Consumer demand for bandwidth will start to exceed supply from as early as next year according to a new report from Nemertes Research. Internet traffic is growing at around 60% per year, and that does not include the expected exponential rise in demand from India and China. The problem could lead to connectivity disruption and “brownouts” where internet devices could go offline for several minutes at a time.
The popularity of bandwidth-hungry websites such as YouTube is partly to blame. The video sharing website now generates more traffic than the whole of internet did in the year 2000. More people are also working from home or using their PCs for cheap entertainment: by 2012, the internet will be 75 times larger than it was in 2002.
US telecoms companies are currently spending almost $40 billion per year upgrading cables and network infrastructures to increase capacity. However, demand keeps increasing and monthly traffic has already reached 8 exabytes (a quintillion, or a million-trillion, bytes – a single exabyte is equivalent to 50,000 years’ of DVD-quality video).
The report warns that an unreliable internet would be devastating for business and Web2.0 applications could be rendered useless. It estimates that $140 billion must be spent worldwide to bolster network capacity. That amount of investment is unlikely, especially in the current economic climate.

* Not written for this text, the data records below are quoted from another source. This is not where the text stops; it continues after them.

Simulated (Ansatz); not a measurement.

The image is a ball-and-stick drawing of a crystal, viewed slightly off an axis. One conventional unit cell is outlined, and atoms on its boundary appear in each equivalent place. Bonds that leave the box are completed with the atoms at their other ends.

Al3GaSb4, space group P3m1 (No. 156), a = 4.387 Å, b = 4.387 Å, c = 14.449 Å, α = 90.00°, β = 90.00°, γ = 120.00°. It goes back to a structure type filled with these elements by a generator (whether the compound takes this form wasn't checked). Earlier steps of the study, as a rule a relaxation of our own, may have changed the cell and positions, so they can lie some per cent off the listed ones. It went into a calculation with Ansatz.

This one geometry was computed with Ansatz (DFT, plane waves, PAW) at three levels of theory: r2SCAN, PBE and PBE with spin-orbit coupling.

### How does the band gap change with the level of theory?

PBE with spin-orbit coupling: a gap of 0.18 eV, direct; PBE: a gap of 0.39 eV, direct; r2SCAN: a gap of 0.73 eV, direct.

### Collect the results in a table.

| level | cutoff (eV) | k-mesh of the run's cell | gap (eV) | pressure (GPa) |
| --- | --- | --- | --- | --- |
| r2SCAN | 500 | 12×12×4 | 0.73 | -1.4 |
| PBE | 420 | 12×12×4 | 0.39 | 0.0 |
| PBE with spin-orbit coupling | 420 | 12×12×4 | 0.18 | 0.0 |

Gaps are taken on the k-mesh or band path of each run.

The internet has transformed every aspect of our lives, and there is too much at stake to let it become unstable. In the short term, we can expect:
- slower net access
- strictly-metered bandwidth charges
- ISP bandwidth management, where individual websites are charged for improved connectivity (a move that could compromise net neutrality).
An unreliable internet will also be used by fewer users, which could naturally reduce bandwidth demand.
Do you believe the Nemertes report? Is the internet approaching critical mass? What can be done to prevent the problem?